Regularization: Preventing Overfitting

One of the most common challenges in training deep neural networks is overfitting. This occurs when a model learns the training data too well, capturing not only the underlying patterns but also the noise and random fluctuations. An overfit model performs very well on the data it was trained on, but fails to generalize to new, unseen data.

Overfitting and Underfitting Curve

Demonstrating Overfitting

To truly understand regularization, we must first see how overfitting manifests during training. Overfitting occurs when a model learns the specific noise and fluctuations in the training data to the extent that it negatively impacts its performance on new data.

1. Training vs. Validation Metrics

When a model begins to overfit, you will notice a divergence in its performance metrics:

Training Loss: Continues to decrease as the model gets better at "memorizing" the training set.
Validation Loss: Stops decreasing and starts to increase. This indicates that while the model is becoming a "perfect dictionary" for the training data, it is losing its ability to generalize to unseen examples.

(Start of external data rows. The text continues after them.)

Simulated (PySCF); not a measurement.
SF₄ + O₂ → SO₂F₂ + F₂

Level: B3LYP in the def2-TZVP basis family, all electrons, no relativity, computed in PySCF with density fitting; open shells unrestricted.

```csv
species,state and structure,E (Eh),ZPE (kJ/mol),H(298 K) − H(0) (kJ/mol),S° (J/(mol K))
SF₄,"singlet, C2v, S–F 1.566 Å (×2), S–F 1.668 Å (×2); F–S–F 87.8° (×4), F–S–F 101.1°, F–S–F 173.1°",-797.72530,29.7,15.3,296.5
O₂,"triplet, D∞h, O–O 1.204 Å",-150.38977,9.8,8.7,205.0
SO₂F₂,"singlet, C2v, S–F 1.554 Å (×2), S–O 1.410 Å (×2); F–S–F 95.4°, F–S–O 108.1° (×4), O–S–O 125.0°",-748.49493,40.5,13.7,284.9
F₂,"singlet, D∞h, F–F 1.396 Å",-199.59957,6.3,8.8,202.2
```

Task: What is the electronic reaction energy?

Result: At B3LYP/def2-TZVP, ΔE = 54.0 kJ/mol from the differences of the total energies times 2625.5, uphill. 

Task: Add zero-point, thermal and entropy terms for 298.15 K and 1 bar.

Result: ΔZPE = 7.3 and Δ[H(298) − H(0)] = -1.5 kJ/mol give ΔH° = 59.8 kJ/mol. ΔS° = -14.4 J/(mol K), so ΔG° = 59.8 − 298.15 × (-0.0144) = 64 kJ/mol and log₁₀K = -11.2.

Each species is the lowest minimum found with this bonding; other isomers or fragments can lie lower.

The difference between the training and validation performance is known as the Generalization Gap.

2. The Impact of Model Capacity

A model's "capacity" refers to the number of learnable parameters it has. The relationship between capacity and overfitting is a critical intuition:

Smaller Models (Low Capacity): Have fewer parameters and are forced to learn compressed, more meaningful representations of the data. They are naturally more robust to overfitting because they don't have enough "memory" to store the noise.
Larger Models (High Capacity): Have ample parameters to memorize the entire training set, including random noise. They overfit much more quickly and severely.

Model Capacity vs Overfitting

As discussed in Model Building Concepts, regularization refers to a set of techniques designed to prevent this behavior and improve a model's ability to generalize.

The goal is to find a "sweet spot" where the model is complex enough to capture the true patterns in the data, but not so complex that it learns the noise.

L1 Regularization (Lasso)

L1 Regularization (Least Absolute Shrinkage and Selection Operator) adds a penalty term to the loss function that is proportional to the absolute value of the magnitude of the weights.

$J(\theta) = \text{Loss} + \lambda \sum_{j=1}^{n} |\theta_j|$

Key characteristics of L1:

Feature Selection: It has the effect of pushing the weights of less important features exactly to zero. This effectively performs feature selection, resulting in a sparse model.
Robustness: It is generally more robust to outliers than L2 regularization.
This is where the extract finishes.